Wisdom about Natural Wines

vineyard photoThe debate over natural wines is frustrating. Most people who condemn them seem not to have a clue about how they are made or what they taste like. Most of their defenders don’t acknowledge that many conventional wines are made with no techno-trickery or additives and have many of the virtues of natural wines. So it’s worth highlighting when someone writes about natural wines and gets it exactly right.

Le Cave De Pyrene is a UK based importer and retailer who makes several worthy points in this blog post. I’m just going to highlight the key points they make.

“…natural wine does not revolve exclusively about the presence or absence of sulphur….There may be absolutism on the fringes, wherein one or two vignerons abjure added SO2, yet there is hardly a grower in our portfolio who would not do something to protect the wine, if the wine in question needed protecting. There’s the judgement call – none, a little before bottling, a moderate quantity, a lot? When does the addition protect/improve the wine, when does it mar it?

“…most natural winemakers do different things to different wines – even to different barrels of the same wine. Which seems entirely reasonable. This fact doesn’t fit into a narrative that caricatures natural vignerons as anti-science and “lazy-faire.”

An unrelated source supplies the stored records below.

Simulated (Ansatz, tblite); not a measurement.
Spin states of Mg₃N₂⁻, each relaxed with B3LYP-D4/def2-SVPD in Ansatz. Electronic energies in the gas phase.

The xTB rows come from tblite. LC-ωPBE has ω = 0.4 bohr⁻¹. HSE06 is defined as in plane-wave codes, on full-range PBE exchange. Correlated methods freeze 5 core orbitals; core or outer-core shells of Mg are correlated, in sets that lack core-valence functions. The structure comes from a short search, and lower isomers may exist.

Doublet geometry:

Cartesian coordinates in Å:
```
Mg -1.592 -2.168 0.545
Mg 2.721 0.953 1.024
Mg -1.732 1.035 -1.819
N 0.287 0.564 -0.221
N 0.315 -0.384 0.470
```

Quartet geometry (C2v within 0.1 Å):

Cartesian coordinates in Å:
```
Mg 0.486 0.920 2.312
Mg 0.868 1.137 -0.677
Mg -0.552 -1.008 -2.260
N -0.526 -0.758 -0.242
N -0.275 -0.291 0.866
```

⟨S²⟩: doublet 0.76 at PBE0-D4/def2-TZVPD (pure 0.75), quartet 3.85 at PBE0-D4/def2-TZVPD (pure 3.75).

“Scrupulous hygiene and painstaking monitoring – natural wine is an exacting, hands-on, lips-on process. Some growers work with oenologists who analyse the wine to determine whether it can be bottled without sulphur, while others, like Pierre Frick or Jean-Pierre Robinot, simply draw a glass from the barrel and leave it out for a week or so, periodically tasting to see how the wine reacts.

The growers do great work in the vineyard, and in the cellar, with living soils producing complex micro-organisms which in turn produce living wines of great character.

No sulphur wines are a conundrum for the average critic who wants to (or needs to?) have fixed opinions about wines.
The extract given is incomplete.